As I have been telling anyone that I can buttonhole at drinks parties for some time, we are living in the age of Alice in Wonderland Economics.
Alice in Wonderland Economics is the weird world where investors, such as pension funds, pay to lend to governments which are crippled by debt. (Germany, Japan, Denmark and Sweden can raise new debt at negative interest rates.) It is a world where long-term yield curves are flat – so it costs the same for governments to borrow for 10, 20, 30 years as for three months. It is a world where increasingly scarce commodities fall in price, yet lack-lustre equities rise on flimsy earnings projections. A world where unelected central bankers call the shots and elected ministers of finance are virtually impotent (though they do love to re-arrange the deck chairs as the liner sinks – bless them). It is a world where interest rates (fixed at zero) have nothing to do with the equilibrium of savings and investments, as mainstream economic theory insists. It is a world where the chattering classes castigate austerity; yet where the budget deficit and the national debt only go up. A world in which countries – Britain at the forefront – borrow money from the international markets in order to give it out as “aid” to spurious consultants (I can tell you about consultants – I’m bloody one of them) while haemorrhaging money from our armed forces at a time of increasing geopolitical risk.

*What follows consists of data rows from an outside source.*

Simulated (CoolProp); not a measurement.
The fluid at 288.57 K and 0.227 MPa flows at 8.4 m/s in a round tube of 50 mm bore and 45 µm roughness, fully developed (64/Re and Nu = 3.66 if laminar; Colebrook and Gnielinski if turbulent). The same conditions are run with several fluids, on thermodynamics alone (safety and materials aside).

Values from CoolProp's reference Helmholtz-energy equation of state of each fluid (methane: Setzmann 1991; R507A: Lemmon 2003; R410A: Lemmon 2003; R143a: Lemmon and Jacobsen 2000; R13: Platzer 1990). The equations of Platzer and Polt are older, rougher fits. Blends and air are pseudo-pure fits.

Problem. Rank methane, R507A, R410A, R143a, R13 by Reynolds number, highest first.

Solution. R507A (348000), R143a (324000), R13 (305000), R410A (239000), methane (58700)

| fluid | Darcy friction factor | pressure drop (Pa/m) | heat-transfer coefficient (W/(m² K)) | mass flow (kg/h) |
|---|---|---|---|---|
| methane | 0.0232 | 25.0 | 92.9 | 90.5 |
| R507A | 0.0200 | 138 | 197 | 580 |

If you think economics is complicated (which it can be) then thank God you were buttonholed by me. Because it’s all incredibly simple really: we are drowning in a sea of debt. If you owe your bank manager £100, as the great Keynes said, you have a problem; but if you owe him £1 million, then he has a problem. Now imagine that everyone owes everyone else £1 million and you see that we are all in Tight Street.
The Credit Crunch of 2008 was ultimately something to do with the fact that Western banks went on binge lending sprees to people or weird synthetic entities (often rated AAA by the rating clowns) which could never pay the money back. The Chinese, who have been the motor of the world economy since the late 1990s, then decided to mitigate the effects of the slowdown by engineering a credit boom. That credit boom has now become a bubble. And the thing we all know about bubbles is that, eventually, they burst.
And when the Chinese bubble finally bursts, the major demand-pull factor in the world economy will suddenly slacken like a busted halyard. Just look at the impact of a Chinese slowdown from a level of 8 percent GDP growth to 6-or-so percent has had on Australia… The Ozzie Dollar fell precipitously last summer after perturbations on the Shanghai market (though it is actually now back to where it was a year ago vis-à-vis the Dollar and the Pound). Stocks in Australian miners which feed China’s appetite for natural resources have slumped. That’s just an amuse-bouche of what a real Chinese slowdown would be like.
Last month Fitch warned that “a remarkable build-up in leverage across China’s economy” made the current growth target of 6.5 percent “extremely challenging”[i]. While China’s national debt-to-GDP ratio stood at 55 percent (as against about 89 percent for Britain and around 75% – depending on how it is calculated – for the USA), the overall “true ”level of debt (including corporate debt) was closer to 250 percent of GDP. And credit is growing faster than GDP. Apparently, for every 1 yuan in Chinese growth nearly 5 yuan of new credit was required last year[ii]. That said, Fitch thought that a “hard landing” – where Chinese growth shrinks to nothing – was unlikely.
Moreover, Fitch thought that China’s banks at least were funded by retail deposits (thanks to a robust savings ratio – unlike in the US and UK). China kept it’s A+ rating with Stable outlook, but those curmudgeons couldn’t resist a parting shot: that “a sharp and sustained rise in government indebtedness would be negative”. Thanks guys: you can go now.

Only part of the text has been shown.